Tuesday, October 5, 2010

Dispatches FromThe Field: Joe's Review of "At Home"


“Houses aren’t refuges from history. They are where history ends up.”

Bill Bryson and his family live in a Victorian parsonage in a part of England where nothing of any great significance has happened since the Romans decamped. Yet one day, he began to consider how very little he knew about the ordinary things of life as he found it in that comfortable home. To remedy this, he formed the idea of journeying about his house from room to room to “write a history of the world without leaving home.” The bathroom provides the occasion for a history of hygiene; the bedroom, sex, death, and sleep; the kitchen, nutrition and the spice trade; and so on, as Bryson shows how each has fig­ured in the evolution of private life. Whatever happens in the world, he demonstrates, ends up in our house, in the paint and the pipes and the pillows and every item of furniture.

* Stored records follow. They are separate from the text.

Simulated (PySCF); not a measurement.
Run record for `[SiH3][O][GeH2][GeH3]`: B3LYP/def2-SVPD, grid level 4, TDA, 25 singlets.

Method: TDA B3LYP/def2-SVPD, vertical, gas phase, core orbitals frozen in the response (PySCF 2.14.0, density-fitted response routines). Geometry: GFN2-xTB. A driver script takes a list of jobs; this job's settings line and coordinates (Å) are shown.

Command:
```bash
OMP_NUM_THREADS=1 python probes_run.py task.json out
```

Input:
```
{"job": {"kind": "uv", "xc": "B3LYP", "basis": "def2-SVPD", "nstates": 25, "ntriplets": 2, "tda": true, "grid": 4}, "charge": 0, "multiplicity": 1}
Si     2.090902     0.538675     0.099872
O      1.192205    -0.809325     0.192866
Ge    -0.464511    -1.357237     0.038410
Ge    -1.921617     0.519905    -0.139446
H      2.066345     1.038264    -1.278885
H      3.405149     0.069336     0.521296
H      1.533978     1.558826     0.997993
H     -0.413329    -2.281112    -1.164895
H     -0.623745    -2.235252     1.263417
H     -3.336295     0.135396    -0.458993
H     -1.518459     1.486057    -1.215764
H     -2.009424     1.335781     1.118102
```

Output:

Bill Bryson has one of the liveliest, most inquisitive minds on the planet, and he is a master at turning the seemingly isolated or mundane fact into an occasion for the most diverting exposi­tion imaginable. His wit and sheer prose fluency make At Home one of the most entertaining books ever written about private life.

Joe writes:

"I loved this book. Bill Bryson set out to write a history of the world through the home, since the vast amount of history has not happened on battlefields or on some world stage, but quietly, privately, at home. And this book is breathtaking in its scope: histories of indoors
lighting, of the clergy in England, of building materials, of food preservation, of the effects of the Industrial Revolution...and so much more. I found myself underlining and adding exclamation points next to so much in this book... for example, did you know that the man
who brought England bank holidays (a revolution to get a day off work that wasn't Sunday) was the same person who coined the term "prehistoric"? Fascinating. And this book is more than a collection of trivial facts. In it, Bryson really illustrates the march of history through the 19th century and how it affected everyday folks. Absolutely worth reading!"